Merge branch 'for-4.2' of git://git.kernel.org/pub/scm/linux/kernel/git/tj/libata
[deliverable/linux.git] / fs / fs-writeback.c
index f98d40333c8529b3391c99ee5dacd3bbd1fb5f67..f0520bcf209442914eff0ed60d380fb3d2c66402 100644 (file)
@@ -258,6 +258,248 @@ void __inode_attach_wb(struct inode *inode, struct page *page)
                wb_put(wb);
 }
 
+/**
+ * locked_inode_to_wb_and_lock_list - determine a locked inode's wb and lock it
+ * @inode: inode of interest with i_lock held
+ *
+ * Returns @inode's wb with its list_lock held.  @inode->i_lock must be
+ * held on entry and is released on return.  The returned wb is guaranteed
+ * to stay @inode's associated wb until its list_lock is released.
+ */
+static struct bdi_writeback *
+locked_inode_to_wb_and_lock_list(struct inode *inode)
+       __releases(&inode->i_lock)
+       __acquires(&wb->list_lock)
+{
+       while (true) {
+               struct bdi_writeback *wb = inode_to_wb(inode);
+
+               /*
+                * inode_to_wb() association is protected by both
+                * @inode->i_lock and @wb->list_lock but list_lock nests
+                * outside i_lock.  Drop i_lock and verify that the
+                * association hasn't changed after acquiring list_lock.
+                */
+               wb_get(wb);
+               spin_unlock(&inode->i_lock);
+               spin_lock(&wb->list_lock);
+               wb_put(wb);             /* not gonna deref it anymore */
+
+               /* i_wb may have changed inbetween, can't use inode_to_wb() */
+               if (likely(wb == inode->i_wb))
+                       return wb;      /* @inode already has ref */
+
+               spin_unlock(&wb->list_lock);
+               cpu_relax();
+               spin_lock(&inode->i_lock);
+       }
+}
+
+/**
+ * inode_to_wb_and_lock_list - determine an inode's wb and lock it
+ * @inode: inode of interest
+ *
+ * Same as locked_inode_to_wb_and_lock_list() but @inode->i_lock isn't held
+ * on entry.
+ */
+static struct bdi_writeback *inode_to_wb_and_lock_list(struct inode *inode)

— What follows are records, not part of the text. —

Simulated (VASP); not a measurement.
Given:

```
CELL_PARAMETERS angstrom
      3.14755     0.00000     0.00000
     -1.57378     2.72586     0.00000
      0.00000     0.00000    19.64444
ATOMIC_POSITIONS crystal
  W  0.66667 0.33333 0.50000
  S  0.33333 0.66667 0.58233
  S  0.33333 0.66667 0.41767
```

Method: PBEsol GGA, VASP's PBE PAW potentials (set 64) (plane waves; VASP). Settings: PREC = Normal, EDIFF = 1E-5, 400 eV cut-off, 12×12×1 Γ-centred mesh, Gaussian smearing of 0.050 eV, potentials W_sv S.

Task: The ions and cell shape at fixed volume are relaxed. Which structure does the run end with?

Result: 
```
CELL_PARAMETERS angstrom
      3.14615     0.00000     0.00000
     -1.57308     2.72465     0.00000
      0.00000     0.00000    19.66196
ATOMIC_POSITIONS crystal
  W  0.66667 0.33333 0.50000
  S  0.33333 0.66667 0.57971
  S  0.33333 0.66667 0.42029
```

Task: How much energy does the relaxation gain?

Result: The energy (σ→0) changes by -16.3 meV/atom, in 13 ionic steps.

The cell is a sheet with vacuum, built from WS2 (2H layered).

+       __acquires(&wb->list_lock)
+{
+       spin_lock(&inode->i_lock);
+       return locked_inode_to_wb_and_lock_list(inode);
+}
+
+struct inode_switch_wbs_context {
+       struct inode            *inode;
+       struct bdi_writeback    *new_wb;
+
+       struct rcu_head         rcu_head;
+       struct work_struct      work;
+};
+
+static void inode_switch_wbs_work_fn(struct work_struct *work)
+{
+       struct inode_switch_wbs_context *isw =
+               container_of(work, struct inode_switch_wbs_context, work);
+       struct inode *inode = isw->inode;
+       struct address_space *mapping = inode->i_mapping;
+       struct bdi_writeback *old_wb = inode->i_wb;
+       struct bdi_writeback *new_wb = isw->new_wb;
+       struct radix_tree_iter iter;
+       bool switched = false;
+       void **slot;
+
+       /*
+        * By the time control reaches here, RCU grace period has passed
+        * since I_WB_SWITCH assertion and all wb stat update transactions
+        * between unlocked_inode_to_wb_begin/end() are guaranteed to be
+        * synchronizing against mapping->tree_lock.
+        *
+        * Grabbing old_wb->list_lock, inode->i_lock and mapping->tree_lock
+        * gives us exclusion against all wb related operations on @inode
+        * including IO list manipulations and stat updates.
+        */
+       if (old_wb < new_wb) {
+               spin_lock(&old_wb->list_lock);
+               spin_lock_nested(&new_wb->list_lock, SINGLE_DEPTH_NESTING);
+       } else {
+               spin_lock(&new_wb->list_lock);
+               spin_lock_nested(&old_wb->list_lock, SINGLE_DEPTH_NESTING);
+       }
+       spin_lock(&inode->i_lock);
+       spin_lock_irq(&mapping->tree_lock);
+
+       /*
+        * Once I_FREEING is visible under i_lock, the eviction path owns
+        * the inode and we shouldn't modify ->i_wb_list.
+        */
+       if (unlikely(inode->i_state & I_FREEING))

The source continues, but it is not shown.